Quite clearly, 57 percent of Indian C-suite respondents acknowledged that majority of business growth currently is being driven by workforce availability and adaptability followed closely by digitisation, technology and innovation (54 percent of respondents agreed). This indicates that not only technological prowess drives growth, but the right kind of workforce to enable this growth is equally important.

Interestingly in India, the role of HR is immense with more than half of respondents admitting to having engaged their HR team right at the beginning of the business strategy development stage itself. An additional 27 percent of respondents engaged with their HR teams at the operational planning stage. This is a good indicator of the value that HR teams bring onto the table when it comes to human resource planning right at the beginning of any business project. 

The survey revealed that C-suite leaders recognised HR’s potential to enable business strategy, with more than half of respondents perceiving their HR function to be either competent or fully competent at using strategic workforce insights, talent acquisition and recruitment, talent development and retention and determining compensation & benefits. 

“C-suite leaders understand that more needs to be done to ensure workforce planning is addressed when developing business strategies. In today’s challenging business environment, some leaders are already working towards ensuring that they have a nimble workforce. To adapt during times of uncertainty, they are becoming increasingly dependent on contingent workers,” said Francis Padamadan, Country Director, KellyOCG.

Contingent workers – otherwise widely known as free agents or gig workers – form the external workforce of organisations and consist of freelancers, independent contractors, micropreneurs, small business owners and temporary or contract workers. As work is increasingly automated, businesses face new challenges in optimising their contingent workforce and linking HR strategy to the broader business strategy.

“Before they start calculating headcount and negotiating the cost of talent, business and HR leaders need to step back and re-examine the work itself.  By figuring out which tasks can be performed or supported by automation, and then identifying areas where all types of talent can be used to the best effect, companies can design a more agile workforce that adapts to the changing landscape and includes workers with the skill sets that will carry them into the future,” added Francis.

Close to 52 percent of C-suite leaders in India cited the ‘lack of available talent’ as the most difficult issue faced when it came to attracting talent. However, Indian firms have a plan in place to overcome this talent shortage by building contingency plans for a short term (between 1 to 3 years) when compared to the rest of the markets which makes the system resilient to face any form of shortage in the short to mid-term period. At the same time, 68 percent of top executives recognised that the contingent workforce gave them ‘access to specialist skills and expertise that lie outside of the organisation’.

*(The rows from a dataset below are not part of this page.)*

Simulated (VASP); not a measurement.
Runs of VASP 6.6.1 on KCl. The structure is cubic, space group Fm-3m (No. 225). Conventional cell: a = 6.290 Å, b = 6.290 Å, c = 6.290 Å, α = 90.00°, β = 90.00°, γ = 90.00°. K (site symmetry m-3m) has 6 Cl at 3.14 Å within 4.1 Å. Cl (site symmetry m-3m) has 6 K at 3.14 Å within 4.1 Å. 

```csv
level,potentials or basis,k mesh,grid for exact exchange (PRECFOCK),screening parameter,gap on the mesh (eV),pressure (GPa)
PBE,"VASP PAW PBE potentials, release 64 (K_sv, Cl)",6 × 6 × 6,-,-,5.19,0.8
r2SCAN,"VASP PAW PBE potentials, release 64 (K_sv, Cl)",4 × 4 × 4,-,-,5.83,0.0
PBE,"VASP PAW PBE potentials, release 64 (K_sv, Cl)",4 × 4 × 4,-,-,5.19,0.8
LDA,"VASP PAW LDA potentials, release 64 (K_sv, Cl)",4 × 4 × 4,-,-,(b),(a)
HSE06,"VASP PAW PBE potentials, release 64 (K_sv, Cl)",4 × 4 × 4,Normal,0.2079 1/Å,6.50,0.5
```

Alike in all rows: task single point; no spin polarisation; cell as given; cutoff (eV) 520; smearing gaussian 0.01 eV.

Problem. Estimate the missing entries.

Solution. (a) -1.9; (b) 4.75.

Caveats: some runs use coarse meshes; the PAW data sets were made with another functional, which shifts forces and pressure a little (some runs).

Besides traditional permanent work arrangements, flexible work arrangements are commonplace. Project-based assignments are gaining popularity in the developing countries and almost 71 percent of them in India expect to maintain or increase their percentage of contingent workers in the next two years.  

Over the past few years, KellyOCG has seen businesses in the region expanding their use of the contingent workforce and leveraging this talent pool more strategically. Many companies are now looking beyond filling immediate talent shortages and have started to recognise the contingent workforce as an integral part of a more holistic workforce structure.

With the emergence of new technologies, talent strategies today have evolved, the study found. Workforce analytics tools enable businesses to determine the optimal talent mix that they require for their immediate and future business goals.

Businesses need to look beyond traditional HR training and development and tap into workforce data and insights to determine a holistic workforce management approach. By doing so, they will be able to identify the right talents at the right time and for the right value. This will ensure that their workforce is future-proof and ready to tackle the challenges ahead, the report concluded.